Has anyone seen seen the ECRs in the PCIe base spec and ACPI that have 
been floating around the past few months? -- HPX, SFI, CER. Without 
divulging too much before publication, I'm curious on opinions on how 
well (or not well) those flows would work in general, and in linux.

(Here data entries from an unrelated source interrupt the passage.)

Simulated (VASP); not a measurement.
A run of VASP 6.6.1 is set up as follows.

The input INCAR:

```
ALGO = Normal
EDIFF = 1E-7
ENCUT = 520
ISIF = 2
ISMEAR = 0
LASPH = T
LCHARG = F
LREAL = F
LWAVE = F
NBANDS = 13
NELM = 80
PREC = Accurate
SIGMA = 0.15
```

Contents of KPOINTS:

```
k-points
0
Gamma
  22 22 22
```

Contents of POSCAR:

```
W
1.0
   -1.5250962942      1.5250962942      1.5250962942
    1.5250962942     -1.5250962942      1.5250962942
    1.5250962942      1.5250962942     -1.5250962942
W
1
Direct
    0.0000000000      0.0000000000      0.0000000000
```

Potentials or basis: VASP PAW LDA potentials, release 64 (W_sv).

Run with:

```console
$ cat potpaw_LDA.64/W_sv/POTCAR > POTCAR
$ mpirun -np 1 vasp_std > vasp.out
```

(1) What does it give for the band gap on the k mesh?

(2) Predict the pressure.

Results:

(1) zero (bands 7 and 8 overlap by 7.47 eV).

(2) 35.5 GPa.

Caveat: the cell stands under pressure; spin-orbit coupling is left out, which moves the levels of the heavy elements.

> On Wed, Nov 07, 2018 at 05:42:57PM -0600, Bjorn Helgaas wrote:
> I'm having second thoughts about this.  One thing I'm uncomfortable
> with is that sprinkling pci_dev_is_disconnected() around feels ad hoc
> instead of systematic, in the sense that I don't know how we convince
> ourselves that this (and only this) is the correct place to put it. >
> Another is that the only place we call pci_dev_set_disconnected() is
> in pciehp and acpiphp, so the only "disconnected" case we catch is if
> hotplug happens to be involved.  Every MMIO read from the device is an
> opportunity to learn whether it is reachable (a read from an
> unreachable device typically returns ~0 data), but we don't do
> anything at all with those.
 >
> The config accessors already check pci_dev_is_disconnected(), so this
> patch is really aimed at MMIO accesses.  I think it would be more
> robust if we added wrappers for readl() and writel() so we could
> notice read errors and avoid future reads and writes.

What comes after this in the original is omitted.